Everywhere you go, it’s there. “Win a free iPad!” over and over in your e-mail inbox. They’re screaming the same thing from the television. Then there’s the 13-year-old girl who walked into you on the sidewalk this morning with her mind absorbed in her smartphone. While driving you get jarred out of your stupor because the billboard changes right in front of your eyes. Everything is covered in black-and-white TV-static QR codes. You’re learning how to fix your dishwasher from a how-to YouTube video, and you can’t stop the tidal wave of tech to even just drink a cup of coffee because that’s the perfect five minutes to check Facebook. It’s true, not everyone lives that way. But the tech frenzy is certainly no fad.
All the more reason it’s important for door dealers to stay on top of things. With how quickly the world is changing, it can sometimes feel like trying to stand on a bed of marbles. Much of our basic human interaction has moved online, as have our planning, shopping, and leisure activities.
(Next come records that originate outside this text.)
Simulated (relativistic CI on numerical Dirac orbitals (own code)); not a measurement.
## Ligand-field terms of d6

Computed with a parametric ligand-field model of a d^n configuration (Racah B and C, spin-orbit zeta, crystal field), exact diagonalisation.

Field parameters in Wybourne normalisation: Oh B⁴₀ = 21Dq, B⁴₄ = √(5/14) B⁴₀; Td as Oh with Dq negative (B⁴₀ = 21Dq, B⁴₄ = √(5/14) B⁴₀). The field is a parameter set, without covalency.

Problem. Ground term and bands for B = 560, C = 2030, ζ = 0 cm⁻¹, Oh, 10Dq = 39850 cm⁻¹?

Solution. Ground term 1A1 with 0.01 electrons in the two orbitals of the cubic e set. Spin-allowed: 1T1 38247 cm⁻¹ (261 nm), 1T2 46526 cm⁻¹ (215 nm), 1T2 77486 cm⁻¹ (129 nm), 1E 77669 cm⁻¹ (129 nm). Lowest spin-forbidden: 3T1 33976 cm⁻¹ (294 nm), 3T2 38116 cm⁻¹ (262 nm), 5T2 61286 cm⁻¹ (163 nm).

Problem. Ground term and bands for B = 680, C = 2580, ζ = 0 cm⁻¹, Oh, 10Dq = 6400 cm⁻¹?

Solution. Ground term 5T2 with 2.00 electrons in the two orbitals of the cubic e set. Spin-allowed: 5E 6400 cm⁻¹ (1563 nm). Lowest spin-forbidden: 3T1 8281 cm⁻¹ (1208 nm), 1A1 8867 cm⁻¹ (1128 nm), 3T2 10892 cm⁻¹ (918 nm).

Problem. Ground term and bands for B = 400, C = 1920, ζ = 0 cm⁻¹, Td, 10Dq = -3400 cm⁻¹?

In a recent “Professional Door Dealer” poll, about one-third of respondents said they most wanted mobile tablets for staff at their dealership. A quarter desired new software.
These dealers are on top of the game in one area—physical technology. Mobile tablets are especially helpful for door dealers because they can be taken to clients’ houses to show them what a new garage door will look like on their home, and even show them all the options from windows to colors. Something so small can speed up the process so much, which is why investing in technology like this will always be a benefit.
While door dealers are staying on top of the curve with physical technology, another PDD poll shows different sentiments about less tangible tech, such as social media websites like Facebook, Twitter, Pinterest, and LinkedIn. While a plurality of dealers uses their own website to market their dealership, according to the poll, only 10 percent are actively engaged in social media.
Think back to that 13-year-old girl on the sidewalk completely engrossed in Twitter. One day she’ll be a 28-year-old homeowner looking to replace her garage door or a 33-year-old business owner who needs a commercial door. The generation that first grew up with computers, smartphones, and the Internet is becoming the next generation of adult consumers who will need your help.
Still almost one-fifth of door dealers polled by PDD primarily market through Yellow Pages or another directory. However, the market is moving away from search directories. With all the great benefits it can bring a company, physical technology means nothing if the marketing isn’t done right. PDD even has a list of handy tech tools in which door dealers should invest.
The bottom line is, that you need to embrace social media. It’s where a lot of people are spending the most time that you can quickly access, so don’t pass up the chance. If your company doesn’t have a Facebook page, start one. Get on Twitter or LinkedIn. Maybe even start a blog so you can update customers and potential clients about garage door safety or maintenance, and tell them about your new products. However you do it, get on the websites people are using. One example is when the access-control company LiftMaster launched a Facebook contest. Not only did the contests snag the company a lot of “likes,” they also put their brand front and center in the online sphere.
Make sure your social media activity is consistent, too. There’s something a bit disheartening about checking a company’s Twitter feed to find they have a total of four tweets from a two-month range in 2012.
Marketing doesn’t work if the money’s going to something people don’t see. Market smart. Explore the PDD technology topics page to keep up to date on door dealer technology. Find out about new products and what vendors are doing. By using social media sites and new technology such as mobile tablets and smartphones, you’ll be in strong shape for the day that 13-year-old becomes an adult—and your next customer.
Molly Bilker is a sophomore journalism major at the Downtown Phoenix campus of Arizona State University. She is interning with the VIRGO Business Solutions Network, writing for Professional Door Dealer. She also writes for the “Downtown Devil,” a student-run, online publication for downtown Phoenix, where she has assumed the position of blogs editor and copy edits. Molly can be reached at email@example.com.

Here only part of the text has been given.